Sunday, June 26, 2016

I have been following Jesus Christ for about 15 years now. After these 15 years, I have come to the following conclusion: I'm a hot mess.
I don't know what else to say. I don't have it all together. Sure, I'm a pastor, and I guess that means I'm supposed to have things together. But I don't.
Here's why: The more and more I have followed Jesus, the more I have come to recognize that easy answers are, in fact, not answers. That platitudes rooted more in a church culture than they are in the Gospel aren't what we should be about. The church has been trying to give people easy answers to tough questions, and that is part of the reason why mainline Protestantism has been in a numbers decline for longer than I have been alive.

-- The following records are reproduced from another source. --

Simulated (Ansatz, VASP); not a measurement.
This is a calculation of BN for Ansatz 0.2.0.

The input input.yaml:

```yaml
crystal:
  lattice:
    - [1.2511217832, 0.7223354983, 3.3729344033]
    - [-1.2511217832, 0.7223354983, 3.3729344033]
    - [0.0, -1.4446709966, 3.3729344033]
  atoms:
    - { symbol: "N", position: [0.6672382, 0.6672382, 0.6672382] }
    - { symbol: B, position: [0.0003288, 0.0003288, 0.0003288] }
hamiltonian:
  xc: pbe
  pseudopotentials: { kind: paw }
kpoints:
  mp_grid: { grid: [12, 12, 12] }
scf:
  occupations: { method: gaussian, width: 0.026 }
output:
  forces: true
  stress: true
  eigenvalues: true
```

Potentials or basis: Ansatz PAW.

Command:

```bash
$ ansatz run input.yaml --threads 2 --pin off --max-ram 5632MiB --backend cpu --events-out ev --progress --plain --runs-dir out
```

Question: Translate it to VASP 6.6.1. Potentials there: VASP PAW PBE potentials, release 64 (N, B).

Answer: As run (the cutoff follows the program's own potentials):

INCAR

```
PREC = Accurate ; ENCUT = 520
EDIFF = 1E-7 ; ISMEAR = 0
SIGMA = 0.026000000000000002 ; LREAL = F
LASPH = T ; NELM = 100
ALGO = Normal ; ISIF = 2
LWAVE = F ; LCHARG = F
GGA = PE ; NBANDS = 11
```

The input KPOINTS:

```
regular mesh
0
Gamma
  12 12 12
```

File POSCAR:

I fully believe in the risen Jesus Christ who conquered death more than 2,000 years ago and believe that gives us freedom from the power of sin in the here and now. I affirm most of the traditional Creeds as well. I graduated from a conservative, Wesleyan  seminary with two degrees. So, I'm an evangelical, right? Wait. Because of those beliefs I have also become more and more social justice oriented and--GASP--even believe same-gender marriages are within the grace of God. So, wait. I'm a progressive Christian? I seek for our world to be a more equitable place for those who are the most vulnerable in our society as I speak up for LGBTQI rights, immigrants, gun reform, breaking down racial barriers and being a racial justice advocate, etc, etc. So, that makes me progressive, right? Wait. I don't want to leave my more conservative brothers and sisters behind and break that community (I did go to an evangelical seminary, after all). I fully believe both voices need to be in community and working together. I'm also pro-life* (an asterisk is because my beliefs are more complex than what either "side" promotes and I don't support the rhetoric of a lot of pro-life advocates show). I even voted for Romney in the last election!
So what in the junk am I? A progressive evangelical? What's that? The bottom line is that I don't fit any of the societal constructs. Personally, I think more people who confess to following Jesus should be admitting these same things. The world doesn't need us to have it together. People aren't expecting us to have it all together.
If more Christians would admit that they are, in fact, a hot mess, I think our churches might actually start doing what many haven't done for an entire generation: Grow. We don't need to fear that we don't have it all together. God has got this. God is still moving. God is still speaking. It's okay to be a paradox. It's okay to feel conflicted. It's okay to feel like you're a walking contradiction. Following Jesus should make you a complete and utter weirdo. As a recovering approval addict, I still occasionally have insecurities about all this. If I really put all of myself out there, I'll be rejected by some. When that happens, we all just have to rest in that there is nothing that makes you quite like Christ like rejection. There has never been an individual that was so praised and yet also so heavily rejected. I'm continuing to learn to be more and more okay with that. I think all of us should learn to be more okay with that. When we admit that we don't have it all together and we are in fact more of a mess than a well put together person, we find we'll have a lot more company than we realize.